Pan-fry the halloumi, then top with quick tzatziki sauce and a simple cucumber and tomato salad. See below for more details, or head down to the full recipe below.

Ingredient Notes
- Halloumi Cheese: If you haven’t tried halloumi cheese before, this is a great starter recipe to introduce you to it. Unlike most other cheeses, halloumi cheese is very firm and easy to grill, air-fry, or pan fry, and it will hold its shape. It’s kinda like paneer cheese!
- Flatbreads: You can use any type of flatbread for this, such as pita bread, naan bread, or my homemade flatbread. I do recommend warming the flatbread first before serving, either in the microwave or in a dry skillet.
- Greek Yogurt: The homemade tzatziki sauce is one of my favorite parts of this sandwich! It’s so good, and I usually make a double batch to enjoy in other recipes or as a salad dressing. I use regular Greek yogurt with whole milk, but low-fat yogurt or dairy-free yogurt will work.
- Cucumber: You’ll use cucumber in both the tomato cucumber salad and the tzatziki sauce. I know that many tzatziki sauce recipes include grated cucumber, but I like to finely chop it for a better texture. For the tomato-cucumber salad, chop the tomato, cucumber, and red onion pieces evenly.
How to Make
Step 1: Make the Tzatziki Sauce
Make the tzatziki sauce by combining all of the ingredients for the sauce: the yogurt, lemon juice, olive oil, mint, salt, pepper, and diced cucumbers. I know that some tzatziki sauces use grated cucumber, but I prefer finely diced cucumber for extra texture.
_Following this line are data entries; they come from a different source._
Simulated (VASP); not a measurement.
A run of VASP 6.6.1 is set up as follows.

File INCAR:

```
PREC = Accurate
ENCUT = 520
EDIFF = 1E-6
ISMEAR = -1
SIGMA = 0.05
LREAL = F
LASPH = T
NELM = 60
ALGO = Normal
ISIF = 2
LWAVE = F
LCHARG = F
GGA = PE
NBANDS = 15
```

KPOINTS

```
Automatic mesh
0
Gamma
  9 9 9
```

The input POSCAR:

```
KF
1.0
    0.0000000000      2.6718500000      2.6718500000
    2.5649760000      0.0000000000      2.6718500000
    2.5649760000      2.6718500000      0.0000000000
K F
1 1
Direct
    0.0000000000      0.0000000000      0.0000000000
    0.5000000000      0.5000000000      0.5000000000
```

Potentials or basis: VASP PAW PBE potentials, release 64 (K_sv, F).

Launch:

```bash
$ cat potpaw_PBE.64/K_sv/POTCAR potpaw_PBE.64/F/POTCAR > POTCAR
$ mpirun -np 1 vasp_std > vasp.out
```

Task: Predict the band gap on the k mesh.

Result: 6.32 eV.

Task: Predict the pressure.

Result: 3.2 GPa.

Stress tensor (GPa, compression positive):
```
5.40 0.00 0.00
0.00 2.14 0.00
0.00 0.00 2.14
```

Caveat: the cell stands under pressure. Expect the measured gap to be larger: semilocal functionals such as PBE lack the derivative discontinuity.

Step 2: Make the Tomato Cucumber Salad
Make the salad by finely chopping the red onion, cucumber, parsley, and tomato. Set aside in a bowl and season to taste. Your gyros will be fairly salty with the halloumi cheese, so you want the salad to be bright and flavorful to balance the flavors. I don’t season this salad portion, but you can if you’d like.

Step 3: Fry the Halloumi
Heat a cast-iron skillet or non-stick skillet over medium heat. I usually add a little oil to help prevent sticking!
Slice the halloumi into 1/2-inch thick slices, then pan fry for 1-2 minutes per side until a golden brown crust appears. You want the halloumi cheese to be nice and hot for these gyros, so I like to make the salad and tzatziki sauce ahead of time so that as soon as the cheese is ready, I can assemble the sandwiches.

Step 4: Assemble
Warm the flatbread or pita; this will make it more pliable and easier to fold. You can grab flatbreads in the bread aisle of most grocery stores (I’ve seen regular and whole-wheat options), or you can make my homemade flatbreads or use pita bread.
Spread with a generous layer of tzatziki sauce, pan-fried halloumi, and the cucumber salad. Wrap and eat!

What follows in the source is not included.